Ch 4: Conduct a talent review to identify your A-player.

  • Rank all employees, then rate them as A, A potential, or non A.
  • Some A players are promotion material; some A players are content to stay in the same role.
  • Be honest about the talent review.
  • Be disciplined about conducting talent reviews regularly.

Ch 5: Create scorecards that guarantee accountability and fit.

  • A job scorecard is very different than a job description.
  • Defines key accountabilities that define an A-level performance
  • Defines competencies that define a good fit
  • Most job descriptions are just a list of tasks, without accountability or metrics.

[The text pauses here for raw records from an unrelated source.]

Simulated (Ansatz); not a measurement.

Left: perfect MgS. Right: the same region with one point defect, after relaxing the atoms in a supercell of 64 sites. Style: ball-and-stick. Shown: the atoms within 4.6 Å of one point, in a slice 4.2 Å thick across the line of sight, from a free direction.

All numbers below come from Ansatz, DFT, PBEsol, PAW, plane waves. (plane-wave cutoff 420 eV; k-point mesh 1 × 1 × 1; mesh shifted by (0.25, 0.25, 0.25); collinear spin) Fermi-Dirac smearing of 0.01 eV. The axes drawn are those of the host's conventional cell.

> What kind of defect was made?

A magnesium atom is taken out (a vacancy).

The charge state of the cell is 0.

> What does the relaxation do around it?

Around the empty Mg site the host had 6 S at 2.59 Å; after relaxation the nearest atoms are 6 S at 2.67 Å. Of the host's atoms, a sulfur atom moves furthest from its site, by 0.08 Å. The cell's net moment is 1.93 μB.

Ch 6: Strength your virtual bench.

  • Always be talent scouting, all the time, everywhere.
  • Always be developing relationships with potential A players.
  • Don’t rely on recruiters, though they can be useful in a pinch.
  • Don’t rely on HR to source A players.
  • Start today by asking every A player to introduce you to an A player they know.
  • Your virtual bench can grow cold if you don’t keep it warm.
  • Stay in touch with your virtual bench, sometimes weekly, sometimes monthly.

Ch 7: Interview to identify performance patterns.

  • Topgrading interviews are not like conventional interviews.
  • Topgrading interviews are carefully sequenced, tightly structured, and aimed squarely at topics with the richest information payload.
  • Most people need to conduct at least a dozen Topgrading interviews to become proficient.
  • Screening interviews > Topgrading interviews > Reference Check interviews

Ch 8: Screen A’s in, screen out B’s and C’s.

  • Screening interviews take about an hour.
  • Screening interviews start with a good job scorecard.
  • A carefully crafted resume can hide gaps and red flags.
  • A career history form requires a candidate to account for every year and month since the person has been working full-time jobs.
  • A career history form asks for compensation history (base, bonus, other), supervisor information, education, strengths/weaknesses.
  • A career history form sets the tone for a rigorous selection process, which A players will appreciate.
  • Four questions to ask:
  • 1. Candidates career goals
  • 2. What the person is really good at professionally
  • 3. What the person is not good at or not interested in doing
  • 4. Last five bosses, what each would say is candidates strengths/weaknesses and overall rating
  • Screening interviews are done over phone/video.
  • If screening interview indicates an A player is not interested in the position now, add them to virtual bench.

Ch 9: Use Topgrading interviews to explore candidates strengths and weaknesses.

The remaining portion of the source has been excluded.